Speed dating data

Here, for what its worth, is a Slate article by a researcher who investigated whether the practices of speed daters confirms certain gender stereotypes with regard to dating in general:

With the obvious qualification that we’re talking here about a four-minute version of love and dating, we found that men did put significantly more weight on their assessment of a partner’s beauty, when choosing, than women did…. By contrast, intelligence ratings were more than twice as important in predicting women’s choices as men’s. It isn’t exactly that smarts were a complete turnoff for men: They preferred women whom they rated as smarter—but only up to a point…. The same held true for measures of career ambition—a woman could be ambitious, just not more ambitious than the man considering her for a date.

When women were the ones choosing, the more intelligence and ambition the men had, the better. So, yes, the stereotypes appear to be true: We males are a gender of fragile egos in search of a pretty face and are threatened by brains or success that exceeds our own. Women, on the other hand, care more about how men think and perform, and they don’t mind being outdone on those scores.

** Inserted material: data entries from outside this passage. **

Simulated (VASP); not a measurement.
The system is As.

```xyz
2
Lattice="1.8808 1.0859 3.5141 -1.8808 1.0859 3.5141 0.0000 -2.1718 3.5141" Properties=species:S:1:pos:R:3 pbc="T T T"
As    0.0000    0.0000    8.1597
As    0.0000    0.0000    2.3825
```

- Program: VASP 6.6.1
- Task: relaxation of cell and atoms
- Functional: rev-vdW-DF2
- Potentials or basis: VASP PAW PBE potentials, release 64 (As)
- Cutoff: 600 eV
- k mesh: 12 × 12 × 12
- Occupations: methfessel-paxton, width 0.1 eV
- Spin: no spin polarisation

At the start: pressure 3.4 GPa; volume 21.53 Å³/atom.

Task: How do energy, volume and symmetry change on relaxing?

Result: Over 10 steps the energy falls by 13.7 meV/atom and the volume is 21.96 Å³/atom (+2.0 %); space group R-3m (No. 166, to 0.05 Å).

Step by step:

But the obvious qualification mentioned — that we are talking about the snap judgments of people willing to be speed daters — would seem to go a long way toward making these findings sort of meaningless. How much insight can one really get into a conversation partner’s intelligence and ambition in four minutes in a bar? You could spend several months actually dating someone and not establish an accurate assessment. And any situations where snap judgments are required are going to intensify the significance of appearances — not merely beauty (which was in this experiment apparently adjudicated by research associates following their own whim) but also the outward signifiers that connote intelligence or ambition or whatever. And this among a populace that is especially attuned to such things, to reading situations immediately rather than allowing for interpersonal nuances to play themselves out and tell their own idiosyncratic story. So of course these rapidly told tales will tell the story that’s readily available as a shared cultural narrative, using gender stereotypes. It seems as though the caveat makes this research into something that merely serves a dubious and ideologically-striated entertainment function, that of reminding would-be daters of the games they are expected to play to help perpetuate the existing regime of gender relations.